Howard Building

200 South Summit Street

Richard C. Howard, longtime editor and publisher of The Arkansas City Daily Traveler, built this structure in 1931 at a cost of $35,000. Howard also served as a city mayor, postmaster, and state representative and senator.

The Howard Building replaced two previous imposing buildings, each of which was destroyed in a fire. The first of these, built in 1889, was a four-story structure of red stone called the Colorado Block.

It was a business building that included a barber shop, transfer office and newspaper plant. It burned down on January 10, 1905.

Reconstructed in 1906, the new building became known as the Johnson Block (1906) and the Donohue Block (1928).

The building burned again in February 1931.

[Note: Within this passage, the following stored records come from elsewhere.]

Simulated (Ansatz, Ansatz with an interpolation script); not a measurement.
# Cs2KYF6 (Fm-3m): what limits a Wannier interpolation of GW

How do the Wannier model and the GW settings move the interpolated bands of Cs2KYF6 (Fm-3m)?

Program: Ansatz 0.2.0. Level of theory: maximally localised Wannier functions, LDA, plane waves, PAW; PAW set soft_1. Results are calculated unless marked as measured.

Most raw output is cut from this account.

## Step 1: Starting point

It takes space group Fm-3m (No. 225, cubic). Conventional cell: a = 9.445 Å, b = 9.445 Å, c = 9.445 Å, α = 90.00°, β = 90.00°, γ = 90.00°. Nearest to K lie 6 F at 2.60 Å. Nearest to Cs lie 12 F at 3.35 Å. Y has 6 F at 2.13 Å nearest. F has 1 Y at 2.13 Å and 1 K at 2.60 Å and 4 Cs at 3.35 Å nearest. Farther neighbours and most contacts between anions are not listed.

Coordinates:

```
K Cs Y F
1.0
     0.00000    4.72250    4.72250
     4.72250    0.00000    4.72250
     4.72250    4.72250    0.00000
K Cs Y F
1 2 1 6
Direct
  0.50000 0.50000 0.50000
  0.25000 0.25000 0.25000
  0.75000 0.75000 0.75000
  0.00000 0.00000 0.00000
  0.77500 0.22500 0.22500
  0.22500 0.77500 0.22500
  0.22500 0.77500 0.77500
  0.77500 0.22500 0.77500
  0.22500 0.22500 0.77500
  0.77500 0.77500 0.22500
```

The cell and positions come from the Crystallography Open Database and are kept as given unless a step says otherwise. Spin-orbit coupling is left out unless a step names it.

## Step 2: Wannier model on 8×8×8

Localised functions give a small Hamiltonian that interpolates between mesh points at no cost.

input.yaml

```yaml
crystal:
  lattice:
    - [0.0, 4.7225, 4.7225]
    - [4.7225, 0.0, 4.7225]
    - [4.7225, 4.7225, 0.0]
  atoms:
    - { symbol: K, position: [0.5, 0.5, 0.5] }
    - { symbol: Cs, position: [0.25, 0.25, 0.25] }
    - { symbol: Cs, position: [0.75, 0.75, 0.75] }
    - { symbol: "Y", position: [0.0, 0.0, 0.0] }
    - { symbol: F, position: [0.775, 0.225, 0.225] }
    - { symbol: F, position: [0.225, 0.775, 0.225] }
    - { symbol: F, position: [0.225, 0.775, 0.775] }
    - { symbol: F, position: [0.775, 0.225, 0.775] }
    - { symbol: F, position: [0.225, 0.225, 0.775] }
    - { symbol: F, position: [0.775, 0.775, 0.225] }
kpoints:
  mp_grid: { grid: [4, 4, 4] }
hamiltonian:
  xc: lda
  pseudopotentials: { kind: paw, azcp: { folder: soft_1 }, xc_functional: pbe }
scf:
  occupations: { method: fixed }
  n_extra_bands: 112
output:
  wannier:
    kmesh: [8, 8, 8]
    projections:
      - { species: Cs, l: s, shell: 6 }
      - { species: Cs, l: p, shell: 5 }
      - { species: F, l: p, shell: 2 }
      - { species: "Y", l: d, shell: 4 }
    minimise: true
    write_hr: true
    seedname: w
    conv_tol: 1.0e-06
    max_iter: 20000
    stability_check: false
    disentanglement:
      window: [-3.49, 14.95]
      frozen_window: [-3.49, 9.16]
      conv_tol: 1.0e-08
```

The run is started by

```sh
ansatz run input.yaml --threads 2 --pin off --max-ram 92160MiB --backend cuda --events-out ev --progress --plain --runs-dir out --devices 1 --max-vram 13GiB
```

The three-story Howard Building was designed by a Wichita architect with elements of the Commercial Vernacular and Spanish Eclectic styles, finished in buff brick and trimmed in Silverdale-cut stone.

The cornice has several feet of red clay tile parapet, in addition to corbeled trim and projecting brick pilasters at regular intervals along the principal façades.

R.C. Howard came to Ark City in 1884 as a newspaper printer. In 1886, he and a partner established the city’s first daily newspaper; it was to be named the Daily Traveler a few years later. Howard sold the Traveler to Oscar Stauffer in 1924. Howard’s sons, Forrest and Harry, learned the newspaper business from their father, starting at age 10 as delivery carriers. Years later, R.C. Howard and his son, Harry, became partners in ownership of the Traveler; Forrest was managing editor and editorial writer.

The Howard brothers acquired the Weekly Tribune in 1929. The brothers moved the Tribune to a Howard building on West Fifth Avenue and once again went into business with their father, who became the Tribune publisher. In 1945, the year after R.C. Howard died, the Howard bothers sold the Tribune to the Traveler Publishing Co.

They then established Howard Brothers Investments, located in the Howard Building at 200 S. Summit St. In the 1950s and 1960s, the Howard Building was occupied by Dye’s Drug Store, on the ground level on Summit, and the Rex Barber Shop on the ground level on East Fifth Avenue. It is now occupied by H&R Block, on the Summit Street ground level, and the U.S. Marine Corps Career Center, on the East Fifth Avenue ground level.